I've ported my OFH twice and opened it up just about as much as i could. I see above 60 psi on a cold start, 15 psi on a warm idle, 70 psi by 3000 rpms, and i've seen up to about 95 psi at high rpms. I did aquire a couple oil leaks in the winter cold, from the oil feed line and cas o ring. Fixed the leaks and haven't had any other problems.
 
Ok I cut a little more then two loops of the spring off grided down the side I cut so it would sit flat and smoothed any rough spots on the spring. Made sure valve went back and forth smoothly and it does. No porting.
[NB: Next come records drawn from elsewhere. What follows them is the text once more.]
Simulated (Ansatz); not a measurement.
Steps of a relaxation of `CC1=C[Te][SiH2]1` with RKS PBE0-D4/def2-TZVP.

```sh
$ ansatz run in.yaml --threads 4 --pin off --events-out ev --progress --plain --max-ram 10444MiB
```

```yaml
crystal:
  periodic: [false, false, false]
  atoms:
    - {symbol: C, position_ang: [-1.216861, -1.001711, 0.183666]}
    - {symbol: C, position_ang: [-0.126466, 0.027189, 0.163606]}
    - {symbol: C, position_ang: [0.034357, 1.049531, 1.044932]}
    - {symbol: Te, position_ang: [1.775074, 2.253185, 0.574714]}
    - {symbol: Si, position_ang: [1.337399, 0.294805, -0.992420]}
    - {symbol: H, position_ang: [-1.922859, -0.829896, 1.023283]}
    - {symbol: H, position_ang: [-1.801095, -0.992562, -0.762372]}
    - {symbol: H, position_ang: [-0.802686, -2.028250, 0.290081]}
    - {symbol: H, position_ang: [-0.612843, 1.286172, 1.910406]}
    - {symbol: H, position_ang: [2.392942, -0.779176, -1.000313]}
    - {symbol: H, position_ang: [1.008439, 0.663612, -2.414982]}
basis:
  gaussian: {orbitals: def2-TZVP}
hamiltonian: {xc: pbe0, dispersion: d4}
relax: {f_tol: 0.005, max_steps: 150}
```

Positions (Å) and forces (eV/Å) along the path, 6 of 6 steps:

I'm getting 40psi cold idle 15 psi warm idle

3,000rpm I'm getting 60psi
4,000rpm I'm getting 80psi
Didn't dare go above 4krpm because it was climbing even higher

How many spring loops can I cut off before it stops working properly?
 
Well cutting two loops off the spring gave me 20 less psi all around. So I'm going to port now to drop the psi even more. Which side of the hole should I port more? Towards the 22mm bolt or away from the 22mm bolt?
 
Just letting you guys know how it went, ported the OFH as much as I could with two and a quater springs cut and now my oil pressure wont go above 65-70PSI at redline! thanks for all your guys help!. idle psi is at 20 cold and 14-15 warm. :hellyeah:
 
So the dude is happy about his results, congrats bro. but is that good pressure to run? Like im wondering if that kinda pressure is good at 7-8k without starving? I just recently fixed my high pressure and i cut it down to 65-70 at wot (redline) is that a safe pressure to run?
 
I've seen this topic before, what’s the worry? I have never ported my housing to correct the higher pressure. 90-100 at cold idle, then 20 at hot running 20W50? My evo is the same way, even worse 110 cold! I have 25K on that motor with no issues. Is it oil pump failures or the concern about bearing "Wash out?"